Even though I think she could try harder to integrate, it’s clear they just want her gone at this point which doesn’t make it any easier. She never even mentions going back, but they constantly jump to that whenever there’s a problem rather than trying to find a solution. They seemed to really embrace her with the wedding and all but either it was for all for show or she’s really worn her welcome. TJ looks so fed up but that’s what he gets for deceiving her honestly.
As someone who moved to a country where I did not speak the language AT ALL, I have some empathy for Kim and it’s at the 3 month point of really being IN it that the depression hits hard. I have been there.
That being said, you HAVE to save yourself. You have to take baby steps to get your shit together and live. Or you quit the experiment. That’s it. She is with a family that doesn’t understand her and a husband who has tapped out on empathy and is now caught in the middle between his family and his wife.
I think Kim’s reality depression has paralyzed her and yes, she could go out of the apartment and she could hang with the family, but sometimes when depression over being isolated and alone hits, those things people suggest are easy to see from the outside but almost impossible to accomplish when you’re locked into your own darkness.
She also doesn’t seem to possess the best coping skills or the utmost in maturity, and that girl has a set of lungs on her. She wasn’t equipped for this kind of life. She’s working from a sunk cost fallacy. She needs to pack her linens and go home. She has passed the point of no return and no burning cow shit is gonna bring her back to center again.
This Is the thought I come back to every time someone suggests that TJ could do XY or z. Like yeah, I think he could do a lot more and better.
But I also think that at some point he would run out of the ability and she still would be in the same place because of this statement.
I have no sympathy for her… she went to a country and still doesn’t know the language 3 months later? She’s a bum.
It takes way more than three months to learn a language.
I agree completely. No empathy for her whatsoever. She deserves what she gets.
Some people have a harder time learning a new language than others.

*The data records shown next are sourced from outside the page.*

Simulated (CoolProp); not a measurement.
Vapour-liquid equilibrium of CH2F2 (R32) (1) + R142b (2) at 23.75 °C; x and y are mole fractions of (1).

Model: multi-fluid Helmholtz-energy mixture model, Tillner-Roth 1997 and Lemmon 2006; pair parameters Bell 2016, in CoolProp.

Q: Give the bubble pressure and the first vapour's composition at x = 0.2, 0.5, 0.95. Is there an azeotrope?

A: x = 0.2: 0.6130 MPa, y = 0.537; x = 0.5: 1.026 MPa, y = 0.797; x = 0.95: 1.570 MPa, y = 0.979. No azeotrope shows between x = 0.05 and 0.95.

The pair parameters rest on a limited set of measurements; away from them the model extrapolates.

Very well said. I really have empathy for her in this situation but at this point it is beyond her ability to cope and adapt. She needs to go home.
This is the most reasonable comment about her I’ve seen. I’m proud of your growth this season ;)
Thank you, my friend! I appreciate that you see me as reasonable and acknowledge my growth!
Agree, when I first moved country I had the world’s worst culture shock and felt extremely isolated. That’s such a hard position to be in. I recently had post partum anxiety and it felt similar in ways, I had flashbacks to my 20ies feeling lonely and isolated. But agree, the onus is also on her. She knew what she was getting into. I think it’s best for her to go back home if she can’t make a life there.
But she lived there for A YEAR before this. She must have had some kind of life, even if it was with expats. Personally, considering she was so reactive over " crazy", I don’t think she gets along with anyone easily and that’s her biggest issue. Eating a meal with people and just smiling isn’t hard to do.
I think she was a student then, so she would’ve at least had classmates, classes, etc., to do outside of her home. But, she can’t really explore when she can’t read or speak the language well enough to not get lost or make friends.
But she wasn’t their daughter-in-law; she was a single woman with rights. Now she is property. https://www.herzindagi.com/society-culture/husband-family-rules-for-daughter-in-law-proves-we-failed-as-a-society-article-217261
So she lived there for a year and was totally clueless about the culture and customs? I don’t buy it.
I lived in Thailand for a year and some of us learned Thai and made local friends (including myself, fortunately, and special shout out to my incredible host dad who gave me Thai lessons for six straight months) BUT out of the group of young expats I was with from across the globe, I was one of the few. A good half of the 40 or so of us left the country with no ability to speak Thai or understanding of the culture.
The biggest difference was where we lived—the kids out in the boonies like me got really integrated since we were the only white people in town most of the time. The kids in Bangkok, however, were constantly surrounded by English-speaking tourists and Thais so it was never really an issue.